This repository contains an implementation of a music genre recognition system using Convolutional Neural Networks (CNN). Two different approaches were used for feature extraction: Mel-frequency cepstrums (MFCC) and Mel Spectrograms.
This project aims to provide a comprehensive understanding of the fundamental principles behind developing deep neural networks for music genre recognition. The code along with the detailed analysis can be found in the music_genre_classification.ipynb notebook.
Music genre classification is a popular application of machine learning and one approach to this problem is to use Convolutional Neural Networks with Mel spectrograms as input. Mel spectrograms are a type of visual representation of audio signals that are commonly used in audio analysis and music information retrieval and they use a frequency scale that is based on the mel scale.
The model achieved over 80% accuracy and F1-Macro averaged score on the test set, but it had poor performance on new data. To combat this, several regularization techniques were implemented, including batch normalisation, dropout, weight decay and early stopping. Dropout and weight decay were used to reduce the complexity of the model and prevent it from fitting noise in the training data, while early stopping was used to prevent the model from overfitting by stopping the training process before the model started to perform poorly.
To further improve the model, more sophisticated techniques were employed, including max pooling and padding for down-sampling and preserving the spatial dimensions of the data, respectively. Finally, hyperparameter tuning was conducted by experimenting with different learning rates, batch sizes and activation functions and a variety of learning rate schedulers and optimizers were tested to find the optimal configuration.
When the model was applied to classify music downloaded from YouTube and converted to Mel spectrograms, it performed well in most cases, which suggests that the regularization techniques were effective in improving the model's generalization performance.
- Regarding the "Blues" genre, the model's predictions were mainly concentrated on sections of the songs where the guitar and high frequencies were prevalent. However, during parts where other instruments like the bass were more dominant, the model classified them as either "Hip Hop" or "Rock". When classifying older songs though, like Son House's above, the model correctly classified the majority of it. This is likely because the song has minimal post-production additions and consists of just vocals and guitar.
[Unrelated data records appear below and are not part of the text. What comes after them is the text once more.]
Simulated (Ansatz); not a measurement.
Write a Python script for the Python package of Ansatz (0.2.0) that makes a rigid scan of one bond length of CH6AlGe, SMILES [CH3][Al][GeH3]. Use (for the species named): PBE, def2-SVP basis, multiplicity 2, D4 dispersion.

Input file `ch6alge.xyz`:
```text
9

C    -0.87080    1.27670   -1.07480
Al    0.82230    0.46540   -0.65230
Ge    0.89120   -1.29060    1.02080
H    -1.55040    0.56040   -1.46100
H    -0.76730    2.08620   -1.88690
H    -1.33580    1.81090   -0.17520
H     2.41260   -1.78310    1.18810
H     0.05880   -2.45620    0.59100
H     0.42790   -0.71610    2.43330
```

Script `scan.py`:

- The model achieved even better accuracy when predicting classical music, but it still misclassified sections of the songs as a different genre. When listening to these timestamps, it is evident that there are changes in the tone of the song that the model may be picking up on. For instance, Mozart's Lacrimosa is predicted as classical music with 80% accuracy, but there are seconds where the model classifies it as "Blues", which coincide to sections of the piece where the orchestra is not singing.
- The model had high accuracy when classifying Hip Hop songs with the "Hip Hop/Pop" genre, but struggled with some Pop songs. For instance, when classifying Nas' song, the model accurately predicted 90% of it as "Hip Hop". This is expected of course as such songs usually have a consistent, repetitive beat without many fluctuations.
- When classifying Rock songs, the model encountered the most difficulty. For instance, in the song "Drain You" by Nirvana, which starts with guitar and vocals, it is classified as Blues and Classical until the drums start in the 8th second, which is classified as Rock. It seems that the drums have some melodic feature that the model has learned for this classification. This trend was also observed in other Rock songs.
In conclusion, the model's genre predictions were quite accurate for most of the duration of the songs. The Convolutional Neural Network performed better in predicting the genre of older songs with consistent melody and frequency patterns. There were many instances where the genre was misclassified, but these outliers could also be attributed to the similarities in the frequency spectra of modern music recordings across genres.